Facebook Inc: Bullish Sentiment Will Drive Facebook Inc. (FB) Stock Higher

  • The latest Facebook advertising benchmark report from Nanigans highlights strong growth in Facebook's ad metrics.
  • Wall Street is increasingly bullish on Facebook stock with more analysts reiterating their bullish outlook on the stock.
  • The strong core metrics along with rising bullishness should drive Facebook stock higher.
FB Stock Bullish Sentiment Should Lift Facebook (FB) Stock Higher

Facebook (NASDAQ:FB) stock has been on a wild run in 2016, having gained 25%+ in the year-to-date. Facebook has been the best performer among the FANG stocks (a term coined by Jim Cramer for Facebook, Amazon (NASDAQ:AMZN), Netflix (NASDAQ:NFLX) and Alphabet (NASDAQ:GOOGL)) in 2016, and not without reason. The company has grown its TTM (Trailing Twelve Months) revenue by 51% YoY, while the EPS has expanded by a huge 112% YoY over the same period. The ascent in Facebook stock price has also been aided by positive commentary from Wall Street analysts. Analysts at Credit Suisse (NYSE:CS) and Goldman Sachs (NYSE:GS) were the latest to provide positive commentary and aggressive price targets. Can Facebook stock continue its rise and outgrow its seemingly steep valuations? Well, it all boils down to the question whether or not Facebook can maintain its tremendous growth rate. Can it?

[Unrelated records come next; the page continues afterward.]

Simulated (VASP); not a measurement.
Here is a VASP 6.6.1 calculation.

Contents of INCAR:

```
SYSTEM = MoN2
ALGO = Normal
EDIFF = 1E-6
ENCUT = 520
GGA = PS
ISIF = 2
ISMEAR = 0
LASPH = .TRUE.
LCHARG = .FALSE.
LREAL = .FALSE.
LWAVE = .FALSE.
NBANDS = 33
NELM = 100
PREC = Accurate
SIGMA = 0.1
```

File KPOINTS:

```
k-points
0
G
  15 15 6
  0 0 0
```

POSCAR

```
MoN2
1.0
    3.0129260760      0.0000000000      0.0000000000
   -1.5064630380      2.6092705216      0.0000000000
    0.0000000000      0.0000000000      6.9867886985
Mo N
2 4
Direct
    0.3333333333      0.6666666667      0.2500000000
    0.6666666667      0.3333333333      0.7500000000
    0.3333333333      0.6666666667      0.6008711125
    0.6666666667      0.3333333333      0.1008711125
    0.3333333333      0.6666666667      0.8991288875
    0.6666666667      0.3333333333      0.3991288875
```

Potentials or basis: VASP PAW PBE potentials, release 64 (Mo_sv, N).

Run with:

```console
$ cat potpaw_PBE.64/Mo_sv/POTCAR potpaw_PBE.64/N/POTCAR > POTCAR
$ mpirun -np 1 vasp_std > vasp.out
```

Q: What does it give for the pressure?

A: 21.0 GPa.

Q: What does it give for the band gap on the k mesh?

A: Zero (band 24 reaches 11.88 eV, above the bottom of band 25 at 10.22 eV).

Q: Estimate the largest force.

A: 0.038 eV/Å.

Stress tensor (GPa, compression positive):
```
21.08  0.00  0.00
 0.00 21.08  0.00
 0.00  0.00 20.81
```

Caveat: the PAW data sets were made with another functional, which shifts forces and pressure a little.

Wall Street Is Increasingly Bullish On Facebook Stock

Wall Street is increasingly bullish on the Facebook stock. Analysts' consensus target price for Facebook stock is currently $156.76, up from $144.3 in July 2016. The consensus target price implies an upside of 18.7% from the last closing price. The latest notes to reiterate this stance came from analysts at Credit Suisse and Goldman Sachs. In a recent note to investors, Credit Suisse Analyst Stephen Ju raised his Facebook stock target price to $170, up from the prior target of $154 citing vastly superior ROI advertisers realize on Facebook. The analyst expects ad price on Facebook to rise as ad load growth slows down, stating:

As the consistent feedback from advertisers has been that ROI on Facebook is vastly superior versus other sources of display inventory, the move to limit ad load growth will serve to drive price appreciation so long as the gap in ROI between Facebook and alternative platforms remains healthy. In other words, we view this move as a step to capture a greater share of the marginal economics.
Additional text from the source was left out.